Enhancing IoT Privacy: Why DNS-over-HTTPS Alone Falls Short?

This repository contains the code used to reproduce results presented in Enhancing IoT Privacy: Why DNS-over-HTTPS Alone Falls Short?.

Overview
Reproductibility
IoT Devices
Local instrumentation: instrument.sh

Overview

Process

Here are the steps followed to generate the figures found in Enhancing IoT Privacy: Why DNS-over-HTTPS Alone Falls Short?:

Step	Relevant script	Data stored in
Extract DNS requests from pcap files	`pcap_manipulation/PcapExtract.py`	`data/raw/<RUN_ID>/<DEVICE>/` -> `data/dns_only/<DEVICE>/<RUN_ID>/`
Replay DNS requests as DoH at scheduled times	`pcap_manipulation/PcapReplay.py`	`data/dns_only/<DEVICE>/<RUN_ID>/` -> `data/replayed/<DEVICE>/<RUN_ID>/`
Extract features from replayed requests	`pcap_manipualtion/PcapExtract.py`	`data/replayed/<DEVICE>/<RUN_ID>/` -> `data/csv/<RUN_ID>/`
Train / test machine learning models	`ml/main.py`	`data/csv/<RUN_ID>/` -> `data/results/<RUN_ID>/`
Draw figures	`scripts/gen_figures.py`	`data/results/<RUN_ID>` -> `figures/<RUN_ID>/`

With <DEVICE> the name of an IoT device and <RUN_ID> the arbitrary identifier of a run (e.g.: "2023-10-19").

Design principles

Scripts are developed in a modular fashion and should try to do one atomic thing, preferably well (second part optional).
Atomic scripts are written in python and are instrumented using bash.
Temporary / transitional data representations are saved to help debug / re-start from any step of the process.
Config files are placed in the config subfolder of each category of scripts.
Everything that is constant for a given version of the code is placed in a config file. Everythign else is provided as a command line argument (using argparse in Python).

Repository

data/: everything input/output
- csv/<RUN_ID>: machine learning files
- dns_only/<DEVICE>/<RUN_ID>: PCAP files (sorted by device name) containing only DNS messages
- models/: machine learning models (sorted by version)
- replayed/: PCAP files (sorted by device name), containing only the replayed DNS messages
- results/: (sorted by version -> mode -> random seed), as JSON
doh_demo/: example script to contact a resolver using DoH with and without padding
figures/: figures (sorted by version), usually saved as pdf
g5k/: scripts used to deploy everything on Grid5000.
ml/: machine learning scripts.
pcap_manipulation/: everything related to pcap files (read more)
scripts/
- gen_figures.py: generate figures based on ML's results (data/results/)
- instrument.sh: general purpose instrumentation

Reproductibility

The following commands are used to reproduce the results of the paper "Does Your Smart Home Tell All? Assessing the Impact of DNS Encryption on IoT Device Identification". Some degree of variation in results is expected as the replay process is not completely reproductible (DNS resolvers may or may not answer all the requests in the same manner).

Install

Python dependencies are listed in environment.yml; using conda:

conda env create -f environment.yml
conda activate ucl_trio

You also need tshark (included in wireshark).

Tested with versions:

Python: 3.11.4
conda: 24.9.2
tshark: 4.0.10 and 4.2.0

Run

./experiments.sh

This script automates the complete pipeline, except generating figures (see below).

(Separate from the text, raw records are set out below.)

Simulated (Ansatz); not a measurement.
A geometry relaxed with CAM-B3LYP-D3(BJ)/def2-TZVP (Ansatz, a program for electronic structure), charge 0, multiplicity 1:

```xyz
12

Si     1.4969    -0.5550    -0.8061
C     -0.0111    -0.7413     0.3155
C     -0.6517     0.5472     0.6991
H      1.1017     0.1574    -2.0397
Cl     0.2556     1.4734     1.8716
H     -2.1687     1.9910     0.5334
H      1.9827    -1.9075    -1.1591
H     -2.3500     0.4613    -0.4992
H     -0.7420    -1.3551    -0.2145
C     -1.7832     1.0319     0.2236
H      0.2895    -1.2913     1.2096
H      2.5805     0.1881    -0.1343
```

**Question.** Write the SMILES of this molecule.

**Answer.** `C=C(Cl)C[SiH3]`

If you have access to Grid5000 or a similar cluster, you can use the orchestrator / nodes pipeline scripts. See the corresponding documentation.

Figures

Note: figures can be generated without going through the whole data generation pipeline with data already available in the repository.

# Figure 4 
python3 scripts/raw_features_analysis.py -ig "data/csv/2023-11-22/*-all.csv" -f "bp_length_class"

# Figure 5
python3 scripts/gen_figures.py -i "./data/results/2023-11-22/*" -o ./figures/2023-11-22/ -dc scripts/configs/devices-v4.0.json --doh_only -rc pcap_manipulation/configs/resolvers.json -f "confusion"

# Figure 6
python3 scripts/gen_figures.py -i "./data/results/2023-11-22/*" -o ./figures/2023-11-22/ -dc scripts/configs/devices-v4.0.json --doh_only -rc pcap_manipulation/configs/resolvers.json -f "by_number"

# Figure 7
python3 scripts/gen_figures.py -i "./data/results/2023-10-19/*" -o ./figures/2023-10-19/ -dc scripts/configs/devices-v3.0.json --doh_only -rc pcap_manipulation/configs/resolvers.json -f "overtime"

# Table III
python3 scripts/gen_figures.py -i "./data/results/2023-11-22/*" -o ./figures/2023-11-22/ -dc scripts/configs/devices-v4.0.json --doh_only -rc pcap_manipulation/configs/resolvers.json -f "by_resolver"

# Figure 8 
python3 scripts/gen_figures.py -i "./data/results/2023-11-22/*" -o ./figures/2023-11-22/ -dc scripts/configs/devices-v4.0.json --doh_only -rc pcap_manipulation/configs/resolvers.json -f "padding"

Known errors

The pipeline is generally stable. However, the replay process may sometimes be capricious. It is normal and expected to have some errors in the logs (CleanBrowsing is notably bugged when answering padded DoH (x025)). However, the replay process should not produce more than around 10 OSErr or ConnectErr in the logs for each device. (Compared to the thousands of requests, this low number is deemed acceptable.)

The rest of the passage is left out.